Described by DuVernay, acclaimed director of the movie Selma, as “150 years of oppression in 100 minutes,” 13th examines the development of the United States’ prison system as a platform to perpetuate racism. Stemming from the ill-intentioned clause within the 13th Amendment abolishing slavery “except as punishment for a crime,” the film traces the forces that created the racially disparate penal system that exists today.

During the opening credits, the recognizable voice of former president Obama relayed a startling statistic: the U.S holds 5 percent of the world’s population and 25 percent of its prisoners. The documentary then followed the racial history of the U. S. prison system through interviews with professors, activists, and legislators. Following the 13th Amendment, convict leasing allowed prisons to “rent” out the inmates to assist with labor for a company or the government, reinstating slavery under the pretenses of assuaging the economic crisis created by the absence of free labor.

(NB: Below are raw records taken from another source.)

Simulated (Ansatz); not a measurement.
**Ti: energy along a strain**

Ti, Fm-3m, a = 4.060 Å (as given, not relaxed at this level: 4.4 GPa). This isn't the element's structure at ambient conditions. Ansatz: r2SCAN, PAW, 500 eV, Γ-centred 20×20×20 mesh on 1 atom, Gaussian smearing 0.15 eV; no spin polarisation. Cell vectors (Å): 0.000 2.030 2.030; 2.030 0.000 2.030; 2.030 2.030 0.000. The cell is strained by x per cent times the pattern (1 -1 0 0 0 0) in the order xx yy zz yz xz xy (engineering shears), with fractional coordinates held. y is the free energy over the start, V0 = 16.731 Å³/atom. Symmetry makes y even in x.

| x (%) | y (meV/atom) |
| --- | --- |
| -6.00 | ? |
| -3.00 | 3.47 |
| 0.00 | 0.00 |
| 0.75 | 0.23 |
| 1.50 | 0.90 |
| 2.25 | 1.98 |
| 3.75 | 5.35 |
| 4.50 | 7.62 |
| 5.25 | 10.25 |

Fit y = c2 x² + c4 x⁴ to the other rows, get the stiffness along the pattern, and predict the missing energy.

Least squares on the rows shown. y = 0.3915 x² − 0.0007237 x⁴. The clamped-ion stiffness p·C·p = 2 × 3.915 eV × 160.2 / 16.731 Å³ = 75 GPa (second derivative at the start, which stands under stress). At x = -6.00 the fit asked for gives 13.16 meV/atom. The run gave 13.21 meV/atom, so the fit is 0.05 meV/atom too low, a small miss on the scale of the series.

The already prejudiced law enforcement interpreted convict leasing as governmental encouragement to target African-Americans, placing recently freed individuals back into servitude. As the years progressed this discrimination grew more subtle, yet the myth of the “black criminal” persisted and was propagandized by the media. The war on drugs became a war on communities of people of color and news outlets continued to sensationalize and over represent the number of African-American criminals to the public.

The documentary then addressed the 1994 Crime Bill under the Clinton administration which endowed money for larger police forces, created new prisons, and introduced mandatory minimums for judicial sentencing. This bill, as well as many others providing profits for large companies and private prisons, was pushed by a group known as the American Legislative Exchange Council (ALEC).

The support from corporate funders and the one in four legislators that belong to ALEC are the driving forces behind much of the legislation that supports private prisons. Similar lobbying groups contribute to the continuingly disparate population of people of color within U.S. prisons.

The film ended with an explanation of the Black Lives Matter movement as the rehumanizing of the African-American community after ages of injustice. The hosts then prompted the audience, asking for three words to describe the emotions they felt about the information covered in the film.

“Fear. Oppression. Bigotry,” responded a member of the audience, a sentiment received with audible acknowledgement from others in the room. The audience was broken up into two discussion groups: those who identified as people of color and those who identified as white. The groups reconvened after ten minutes to discuss together, communicating the action steps collected from each of the groups.

To end the discussion, the hosts stressed the necessity of supporting people of color in the community and encouraging involvement in movements advocating for their just treatment.